Labour's 'Brexit bind' will only get tighter
The party must work out how to keep pro-EU members onside without alienating the Eurosceptic voters needed to win an election.
Sunday 24 February 2019 23:50, UK
"Oooh Jeremy Corbyn. People's Vote now," reads a sticker glued to a signpost in the Labour leader's north London constituency.
It's meant to be a campaign message. Others may see it as a threat.
"I was very much behind him… but how he's dealt with Brexit has been really stubborn," says a young bespectacled resident, one of the tens of thousands who have swelled Labour ranks in the past few years.
"He doesn't seem to be listening to any of the people who made his success into a movement", he said.
From one of those on their way to the Arsenal game against Southampton, a similar message: "I would be tempted to vote for him in the past but I'm half-Jewish and I'm a Remainer, so it would be very difficult for me to vote for the Labour Party as it is."
I had, perhaps naively, expected nothing but praise for Mr Corbyn from those enjoying the winter sun in leafy Highbury Fields.
But while the Labour voters I spoke to were fully behind his left-wing policy agenda, on Brexit it was a different story.

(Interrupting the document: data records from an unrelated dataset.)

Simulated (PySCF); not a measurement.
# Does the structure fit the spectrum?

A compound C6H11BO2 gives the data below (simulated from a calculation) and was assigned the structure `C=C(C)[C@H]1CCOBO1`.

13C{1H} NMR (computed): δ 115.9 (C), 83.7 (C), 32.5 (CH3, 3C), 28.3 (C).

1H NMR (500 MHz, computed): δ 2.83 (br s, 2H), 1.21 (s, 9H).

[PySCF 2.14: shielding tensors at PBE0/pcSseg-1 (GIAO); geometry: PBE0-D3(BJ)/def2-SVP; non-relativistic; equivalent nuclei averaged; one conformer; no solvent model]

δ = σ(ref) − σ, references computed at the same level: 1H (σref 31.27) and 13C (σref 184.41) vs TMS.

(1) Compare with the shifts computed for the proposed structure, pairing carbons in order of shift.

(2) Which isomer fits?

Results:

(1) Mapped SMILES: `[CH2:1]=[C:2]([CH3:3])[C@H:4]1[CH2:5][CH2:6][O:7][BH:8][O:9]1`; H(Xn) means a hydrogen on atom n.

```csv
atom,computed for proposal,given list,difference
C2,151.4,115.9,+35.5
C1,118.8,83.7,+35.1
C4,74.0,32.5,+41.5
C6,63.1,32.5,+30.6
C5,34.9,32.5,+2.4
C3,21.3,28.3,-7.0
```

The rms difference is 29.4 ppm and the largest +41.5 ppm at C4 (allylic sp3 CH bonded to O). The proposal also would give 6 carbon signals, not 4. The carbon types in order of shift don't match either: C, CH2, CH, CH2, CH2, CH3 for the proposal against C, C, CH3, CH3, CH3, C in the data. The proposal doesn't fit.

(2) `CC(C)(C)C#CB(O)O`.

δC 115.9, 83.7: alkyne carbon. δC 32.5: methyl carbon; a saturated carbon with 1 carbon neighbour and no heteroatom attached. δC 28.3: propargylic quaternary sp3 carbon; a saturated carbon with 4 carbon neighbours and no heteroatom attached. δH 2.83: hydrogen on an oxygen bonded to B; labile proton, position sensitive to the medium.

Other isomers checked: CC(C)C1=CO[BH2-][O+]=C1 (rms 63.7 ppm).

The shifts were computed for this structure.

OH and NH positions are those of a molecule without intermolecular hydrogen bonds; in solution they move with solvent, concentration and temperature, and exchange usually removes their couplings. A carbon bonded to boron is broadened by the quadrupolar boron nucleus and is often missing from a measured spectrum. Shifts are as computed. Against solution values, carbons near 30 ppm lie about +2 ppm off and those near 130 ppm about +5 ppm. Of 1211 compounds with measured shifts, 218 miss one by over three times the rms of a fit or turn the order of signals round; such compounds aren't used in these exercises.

As a German-born, long-time local resident put it, "if they don't have a better proposition [for Brexit], why don't they campaign to remain".
There's also frustration at Mr Corbyn's reluctance to back another referendum, even when other senior Labour figures seem warmer on the idea.
Writing online on Saturday night, Labour's deputy leader Tom Watson said he was "likely to be at the rally for a people's vote" in four weeks' time if the prime minister didn't sign up to his party's plan for Brexit.
He also confirmed he would be bringing together a group of centrist MPs this week to come up with policies to help broaden Labour's appeal.
With challenges like that, you'd be forgiven for thinking Mr Watson was more rebellious backbencher than loyal deputy.
I'm also told there's growing support around Labour's top table for a plan which would allow Theresa May's Brexit deal through, on the condition it was put to a public vote.
:: PM rules out meaningful vote this week
Those close to the idea say shadow Brexit secretary Sir Keir Starmer and shadow chancellor John McDonnell are both "enthusiastic" about it.
Crucially though, Mr Corbyn appears not to be, playing down any idea that he could swing behind it when he spoke to Sky News last week.
These two faces of Brexit peering out of Labour's top team have helped paper over the cracks in opinion within the party for the last few years.
But last week's defection of nine MPs has thrust the Brexit bind at the heart of Labour out into the open.
And that bind will only get tighter in the coming weeks.
Put simply: how do you keep new pro-EU members onside without alienating the traditional Eurosceptic voters needed to win the next election?
The Labour leader has 32 days to answer that question.